Yesterday, right before the game started the Pittsburgh Pirates and the New York Mets swung an even up deal of Major League players. The Pirates sent Daniel Vogelbach and the Mets sent Colin Holderman, a right handed reliever with really good stuff, a short sample of success and 6 years of contol.

Let’s start with what the Pirates got first, and then we’ll really dig in on what they lost to pull it off.

Colin Holderman RHP

I’ll tell you what’s known, what’s expected and folks, that’s not much.

The 26 year old was drafted by the Mets in the 9th round of the 2016 MLB Entry Draft. He was originally seen as a Starting prospect and last did so in 2019. His numbers were fine but his pitch mix primarily focusing on his Slider and Sinker are well suited to the bullpen. The Sinker is his main pitch, using it just about 50% of the time, and it’s really good at getting ground balls. He also has an ability to throw it up to 97 MPH which is not always effective for a sinker but this one holds it’s shape.

He’s only amassed 17.2 innings in the bigs so there’s no way to avoid the small sample size argument and I’m sorry, fans being upset in New York means nothing, after all, Pirates fans are upset about losing a guy most of them laughed at being signed and actively hated for half of this young season.

Point is, this is a pitcher with really nice upside and 6 years of team control. His 6’7″ frame makes the shape of the sinker and slider that much more powerful as his natural plane is downhill.

If you want to be worried, and honestly, who doesn’t, before the lost 2020 season he really struggled to gain traction, after the lost 2020 season he found his way, and really hasn’t looked back.

This has potential to be a solid bullpen option, even back end for half a decade, and folks, the Pirates need that sorely.

His AAA assignment won’t last long. With more trades to come, they’ll wait for the rest of the dominoes to fall before deciding who goes where. I’ll get into this later a bit more.

Daniel Vogelbach DH

Here’s what I wrote about this signing back in March.

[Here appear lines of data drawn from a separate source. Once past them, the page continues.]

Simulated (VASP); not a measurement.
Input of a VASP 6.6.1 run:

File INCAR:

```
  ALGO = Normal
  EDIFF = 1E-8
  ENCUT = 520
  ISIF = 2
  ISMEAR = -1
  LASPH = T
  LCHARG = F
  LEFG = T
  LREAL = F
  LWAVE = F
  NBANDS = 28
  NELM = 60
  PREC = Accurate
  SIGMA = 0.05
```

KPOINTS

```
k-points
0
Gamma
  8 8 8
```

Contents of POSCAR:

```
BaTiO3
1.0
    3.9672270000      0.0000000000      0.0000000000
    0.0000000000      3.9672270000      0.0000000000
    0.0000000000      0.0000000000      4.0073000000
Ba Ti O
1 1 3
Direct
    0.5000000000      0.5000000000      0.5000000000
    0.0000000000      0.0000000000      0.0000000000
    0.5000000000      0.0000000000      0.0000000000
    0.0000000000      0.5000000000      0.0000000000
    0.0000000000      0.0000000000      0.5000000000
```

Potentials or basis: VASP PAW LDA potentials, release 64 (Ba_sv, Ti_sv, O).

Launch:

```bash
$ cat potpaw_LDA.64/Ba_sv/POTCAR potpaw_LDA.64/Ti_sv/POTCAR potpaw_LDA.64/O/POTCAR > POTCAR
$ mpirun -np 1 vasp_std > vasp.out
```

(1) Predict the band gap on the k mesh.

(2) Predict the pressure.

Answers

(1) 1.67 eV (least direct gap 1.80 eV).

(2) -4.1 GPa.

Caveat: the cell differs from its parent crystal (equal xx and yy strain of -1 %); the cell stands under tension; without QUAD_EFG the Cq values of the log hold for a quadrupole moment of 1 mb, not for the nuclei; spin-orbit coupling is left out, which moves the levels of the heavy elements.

They’ll list him as an infielder probably but realistically he’s only going to play first base and DH for the club. He’s a very nice compliment to Michael Chavis and Yoshi Tsutsugo with the same skill set even if a bit more tested.

The lefty started his career in Seattle and even made an All Star appearance in 2019 a season that saw him get significant playing time, participating in 144 games and getting 558 at bats he swatted 30 homeruns and his .208 average was mitigated a bit by his 92 walks.

He’d never see that kind of action again topping out with 93 games in Milwaukee last year where he looked to have gotten back to what makes him tick. Hitting the ball hard and racking up walks.

This makes finding a winner for these two spots more likely. Three guys who could all legitimately step in and put one over the fence to fill two spots means extended slumps might be provided some cover.

Vogelbach has signed a one year deal and no, I don’t think it’s a nailed on given that he’s the first baseman. His glove isn’t much better than Yoshi if at all.

Now, I put this in here because I think it’s important to remember what was signed and what was thought of it at the time.

Daniel outplayed my expectations. He hit right handed pitching, hit for power, got on base. Played far less first base than I thought he might and all in all was a plus addition.

He was signed for one year at 800K with a 200K buyout in 2023 or a team option for next season worth 1.5 million. This had most fans assuming the Pirates were trading a guy with a year and a half of control left, but that’s because most ignored that after the option year he still had a year of arbitration, so actually they moved a guy with 2.5 years remaining. Even so, he outhit his contract so if he wasn’t on the hook for the option he probably gets more money than he’s going to.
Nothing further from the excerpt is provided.